NEW BRITAIN – Imagine finally working up the courage to call for help during a domestic violence incident, only to be arrested in front of your children.
That was the scenario presented to a group of state legislators Thursday morning by Barbara Damon, executive director of the Prudence Crandall Center.
“Do you think they are going to reach out again?” she aske.
Connecticut’s percentage of domestic violence “dual arrests” – in which both parties in the incident are charged -- is more than three times higher than the national average, according to figures released by the Connecticut Coalition Against Domestic Violence.
It’s a statistic that Damon and other state domestic violence service providers are hoping to address by seeking a change in the applicable law to require police officers to arrest “the primary aggressor,” rather than both people.
During the second annual Regional Legislative Breakfast, hosted by the Prudence Crandall, area legislators including state Reps. William Petit Jr., R-Plainville, John Fusco, R-Southington, and Whit Betts, R-Bristol, and state Sen. Henri Martin, R-Bristol, were offered a more detailed picture of the importance of the services offered by statewide providers. They also were made aware of what service providers are hoping to accomplish this legislative session.
Year after year, the legislature has provided funding to maintaing the state’s 24-hour crisis line, on which people can speak to certified staff who are ready to help victims of domestic violence find a haven, housing, counseling and other much needed services, said Karen Jarmoc, president and CEO of the Connecticut Coalition Against Domestic Violence.
Eighteen agencies around the state, including the Prudence Crandall Center, provide shelter and counseling for victims of domestic violence. They helped 38,404 people last year, including 4,763 children.
The state’s domestic violence shelters are operating at 122 percent of capacity continually, Jarmoc said.
A woman identified as Becky told her story of escaping an abusive husband who whipped and beat her in front of her four-year-old son one night 10 years ago. She locked the boy and his sisters, ages 9 and 13, in a room upstairs so they would be safe as the abuse continued throughout that night. She is still enduring surgeries to repair the physical damage, she said.

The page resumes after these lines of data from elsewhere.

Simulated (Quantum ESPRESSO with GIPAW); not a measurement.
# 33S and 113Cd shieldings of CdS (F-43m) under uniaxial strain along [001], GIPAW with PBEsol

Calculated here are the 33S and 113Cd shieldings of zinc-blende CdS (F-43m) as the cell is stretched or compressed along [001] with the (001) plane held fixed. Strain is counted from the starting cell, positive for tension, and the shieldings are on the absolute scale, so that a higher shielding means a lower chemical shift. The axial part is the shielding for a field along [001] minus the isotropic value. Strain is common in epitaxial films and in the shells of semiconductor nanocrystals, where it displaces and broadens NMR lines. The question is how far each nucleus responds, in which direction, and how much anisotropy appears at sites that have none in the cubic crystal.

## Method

“I called police for the first time and my first responder handed me a card from Safe Haven,” Becky said. Safe Haven of Greater Waterbury provided the services and counseling she needed to get her life back, she said.
Her oldest daughter is now in law school, her second-oldest in college and her son, a champion diver who plays 16 instruments, was recently accepted into Fairfield College Preparatory School.
Although they have not faced funding cuts for the 24-hour crisis line, the 18 agencies are asking state legislators to increase the marriage license fee, which largely goes to domestic and sexual violence services. The fee is now $20, with $1 going to the municipality in which a person takes out a license and the other $19 divided equally between domestic violence programs and sexual violence programs. The increase to $50 the agencies are suggesting would raise more than $900,000 a year for domestic and sexual violence programs.
Domestic violence advocates are also asking for a change in state law that would define “primary aggressor” in a domestic violence incident and allow police to only arrest the “primary aggressor” and not the victim as well. According to figures provided by CCADV, police made dual arrests in 27.6 percent of intimate-partner violence arrest cases, compared ot the national average of 7.3 percent.
Petit expressed his concern that a victim’s arrest record could be a barrier to a new job, a new home or new life. “It seems if you are found to be a victim, we should have a mechanism to expunge that arrest from the victim’s record,” he said.